There is no intrinsic opposition between emotion and reason: emotion is a principal source of motivation, focusing us toward particular goals; and it can direct great powers of thought on the goals it evokes. We sometimes think of emotion as inimical to thought (and thought as inimical to emotion) when an emotion is aroused in us that interferes with the task we have been engaged in—when it turns our rationality to other goals. But to think hard about a subject, in particular to be able to resist interruption of our thought, requires our attention to be fixed by powerful motivational forces.

However, when emotion is strong, the focus of attention may be nar- rowed to a very specific, and perhaps transient, goal, and we may ignore important matters that we would otherwise take into account before acting. (Hence the advice to “count to ten.”) In producing this narrowness of focus, emotion does sometimes stand in opposition to reason. But we must be very careful in our evaluations, for it is this same intensity of thought that, under other circumstances, allows us to concentrate on solving highly complex problems and dealing with extremely difficult situations.
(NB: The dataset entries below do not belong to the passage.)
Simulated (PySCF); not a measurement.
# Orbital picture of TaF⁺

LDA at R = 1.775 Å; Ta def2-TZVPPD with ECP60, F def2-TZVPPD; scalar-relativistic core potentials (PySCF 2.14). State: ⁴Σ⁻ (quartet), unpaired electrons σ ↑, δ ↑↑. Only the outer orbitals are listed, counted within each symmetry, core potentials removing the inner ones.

Perhaps the most useful way to think about emotion in relation to administration and to decision-making in organizations is to think of it as a force that helps direct actions toward particular goals by holding attention on them and the means of their realization. Emotion works with reason when it attaches to broad and permanent goals, assuring that action will not be narrowly conceived; it works against reason when it hastens decision unduly and narrows too far the range of possibilities and consequences that receive consideration in the decision process.